Arsenal fans may be feeling a little sorry for themselves this season – but Gooners should have a look at the fortunes of fallen French giants Marseille, tonight’s Champions League opponents.
The only French club ever to win the European Cup – they did it in 1992-93 when the controversial Bernard Tapie was in charge – are making Arsene Wenger’s problems look puny.
We could start with plain old domestic form. In England, Arsenal are currently 10th, just back in the top half of the Premier League, after their Robin van Persie-inspired 2-1 win over Sunderland last weekend.
Olympique de Marseille? In the far weaker Ligue 1, they could only manage a goalless draw at Toulouse where midfielder Charles Kabore was sent off on Saturday night. That left France’s World Cup-winning captain Didier Deschamps and his troubled troops 15th after 10 matches, 14 points behind table-topping Paris St Germain, with just one win to their credit this autumn.
While Arsenal’s board proclaim loud support for Wenger, Marseille’s owner Margarita Louis-Dreyfus complains: “The team aren't playing like they should given all the money that I've put in, if I was a true businesswoman, I would have already sold the club.”
And after the latest crisis meeting at the Velodrome, Marseille defender Rod Fanni wasn’t fannying about. He said simply: “Our team is unwell. It's difficult to explain but without doubt, it's a confidence problem."
And it doesn’t end there for the footballing respresentatives of the second largest city in France. How about this for a unique problem: over the past two years, 10 of their players have suffered “home jacking” in the Mediterranean port famously plagued by crime.
In July, Brazilian defender Vitorino Hilton was at his “security-gated” home with 10 family members when an armed gang of six broke in just before midnight. They held the footballer's relatives hostage before hitting Hilton on the head several times with a gun and escaping with “cash, jewellery, computers and designer bags”.
Hilton, who has subsequently moved to Montpellier, said: "As I'd been hit on the head, I was bleeding a lot, my children panicked. They wanted to go back to Brazil.”
In March, Marseille’s big-name Argentinian midfielder Lucho González was left traumatised after an armed gang attacked him and his family at home in neighbouring Aix-en-Provence. In a bid to protect their players – and ensure potential new signings won’t be put off by the local criminal gangs – Marseille have had to set up private security patrols around players' homes.
Not that they can afford it. Last Friday the club declared a £13.5m (R150m) loss for the previous financial year. Though penny-pinching Arsene Wenger hasn’t won a trophy since Patrick Vieira’s penalty won the 2005 FA Cup, Deschamps managed to break his club’s 17-year trophy drought – reaching all the way back to that subsequently discredited Champions League triumph – in 2010 with a Ligue 1 title.
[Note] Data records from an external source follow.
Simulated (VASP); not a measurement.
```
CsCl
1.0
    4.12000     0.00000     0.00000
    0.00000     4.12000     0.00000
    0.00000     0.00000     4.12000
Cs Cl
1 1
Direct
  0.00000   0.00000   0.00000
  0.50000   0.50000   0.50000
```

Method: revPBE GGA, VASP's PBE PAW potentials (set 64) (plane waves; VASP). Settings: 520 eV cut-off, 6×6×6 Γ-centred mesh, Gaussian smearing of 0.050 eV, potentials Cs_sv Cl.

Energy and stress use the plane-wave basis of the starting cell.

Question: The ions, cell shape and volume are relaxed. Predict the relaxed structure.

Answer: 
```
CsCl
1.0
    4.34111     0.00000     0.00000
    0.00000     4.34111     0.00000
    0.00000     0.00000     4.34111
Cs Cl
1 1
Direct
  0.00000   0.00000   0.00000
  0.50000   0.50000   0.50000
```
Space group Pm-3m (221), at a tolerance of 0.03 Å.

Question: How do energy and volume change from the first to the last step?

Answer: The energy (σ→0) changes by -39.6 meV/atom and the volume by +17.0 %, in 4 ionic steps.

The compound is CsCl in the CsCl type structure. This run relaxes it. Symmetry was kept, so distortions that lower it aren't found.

But since then Deschamps has been involved in an ongoing war with sporting director Jose Anigo and the fans, who believe the former French “water carrier” as he was once described by Eric Cantona, is too negative.
This year they are managing about a goal a game as they struggle for survival, let alone a place in the European qualifying spots.
Though Wenger may covet strikers Loic Remy and Andre Ayew, Marseille’s dynamic duo, he will be aware that Deschamps’ record signing last season - Andre-Pierre Gignac – was forced to attend a pre-season “fat-camp” in Italy and was nearly consigned to Fulham on loan in January.
Ironic then, that Wenger and Arsenal arrive at the Velodrome intent on snuffing out the one speck of light in Marseille’s tunnel of doom – the Champions League. While their domestic form has been decidedly dodgy, Olympiakos and the heavily-fancied Borussia Dortmund have both been beaten in Group F with Ayew – son of the great Abedi Pele – scoring twice in their emphatic 3-0 win over the Germans.
I’ve been to the Velodrome four times to watch both football and rugby. It’s an intimidating venue in an intimidating city. Largely uncovered and still boasting that unique cycle-track shape, the 60,000 capacity is currently limited to 42,000 loud Marseillais during renovations. But it’s not an easy place to go as Manchester United found out last season when they were held 0-0 there in the round of 16.
Wenger says: "Marseille are a good team but they are under pressure a little bit like we are in the league because they didn't start as strong as they would have expected.
"That puts more pressure on you. They have done well in the Champions League, certainly, because it is a competition where there is a bit less expectation and they are less under pressure."
And Wenger, like Deschamps, knows all about pressure.